Interior Architecture Year 1

ARCHIVE

FIRST YEAR

Tutors: Mike Guy (Module Leader), Lara Rettondini, Yota Adilenidou, Sue Phillips, Allan Sylvester, Matt Haycocks

Mike Guy is a registered architect who has combined teaching and practice for over 35 years. Mike’s teaching interests include interior architecture and urban agriculture and he is currently engaged in some radical DIY – for the sheer delight of it.

Lara Rettondini is a Senior Lecturer, architect, and co-director Studio X Design Group, a London based practice specialised in architecture and interior design projects. She is a Senior Fellow of the Higher Education Academy and the recipient of the Westminster Teaching Excellence Award 2017.

Sue Phillips is an Architect and is currently a Visiting Lecturer at two Universities in London. She has been teaching for over 20 years and aims to empower students to understand their own learning processes. She has worked in social and economic development in Africa and makes videos and sculpture.

Yota Adilenidou is an architect, an MSc. AAD graduate from GSAPP, Columbia University and currently a Ph.D. Researcher at the Bartlett, UCL. She is the Director of Arch-hives Ltd., a practice that focuses on the research of computational methodologies and digital fabrication for the activation of matter and form.

Allan Sylvester, Visiting Lecturer, practicing architect, and founding partner of Ullmayer Sylvester Architects, which is design led, and multidisciplinary collaborative practice.

Matt Haycocks profile is included in BAIA second year.

Studies in Design 1 (Design Fundamentals)

In First Year students on the BA Interior Architecture course are introduced to underlying concepts and principles associated with the discipline and learn fundamental processes, skills and techniques relevant to conceive, develop, resolve, and communicate spatial design proposals. They are also introduced to the use of graphic design, CAD and 3D modelling software as well as the Faculty’s Fabrication Laboratory.
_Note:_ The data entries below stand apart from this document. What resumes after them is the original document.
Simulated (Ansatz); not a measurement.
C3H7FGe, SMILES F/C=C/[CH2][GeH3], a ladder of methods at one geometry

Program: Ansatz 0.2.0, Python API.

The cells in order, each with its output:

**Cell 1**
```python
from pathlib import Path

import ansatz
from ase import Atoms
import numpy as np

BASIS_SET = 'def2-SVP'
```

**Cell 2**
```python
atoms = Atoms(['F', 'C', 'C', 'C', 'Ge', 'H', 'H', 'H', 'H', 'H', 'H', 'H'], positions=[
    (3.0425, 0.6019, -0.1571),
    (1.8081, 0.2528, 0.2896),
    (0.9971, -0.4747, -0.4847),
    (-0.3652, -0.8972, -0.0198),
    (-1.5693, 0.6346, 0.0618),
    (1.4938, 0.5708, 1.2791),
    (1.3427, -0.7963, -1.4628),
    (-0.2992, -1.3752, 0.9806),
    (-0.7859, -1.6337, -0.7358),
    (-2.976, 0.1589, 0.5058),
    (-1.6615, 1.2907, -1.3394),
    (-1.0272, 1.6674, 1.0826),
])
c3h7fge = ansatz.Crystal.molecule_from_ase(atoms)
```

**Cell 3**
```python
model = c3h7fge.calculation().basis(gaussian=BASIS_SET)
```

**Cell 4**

In the first term, students are set a range of activities and short tasks:

INSIDE OUT / 01 Light Box

INSIDE OUT / 02 Scale

INSIDE OUT / 03 Plan / Section / Elevation

INSIDE OUT / 04 Precedent

INSIDE OUT / 05 Measured Drawing

INSIDE OUT / 06 Uni-Tecture?

This task stems from Furnitecture, a relatively new and somewhat self-explanatory term for 3 dimensional designs that share the properties of architecture and furniture. In essence, Furnitecture combine the size, tactility, comfort and functionality of a piece of furniture, with the sense of enclosure, durability, shelter and security of a small piece of architecture.

Inspired by this term, the challenge that students are now set is to design a transformable Furnitecture facility that is small in size but contrastingly big on ideas about enhancing student life – a piece of Uni-tecture. It could be a pop-up, be permanent or temporary. It could open and close or combine with the proposals of other students. Knowing what the students do from the transformable precedents exercise, we expect some imaginative ideas about how your Uni-tecture proposal could enhance an evolving 3-year cycle of study, by changing itself and the space around it.

The proposal should:

  • be transformable;
  • be self-supporting, stable and balanced both before and after transformation;
  • consider the needs of its student users;
  • be worked out in sufficient detail.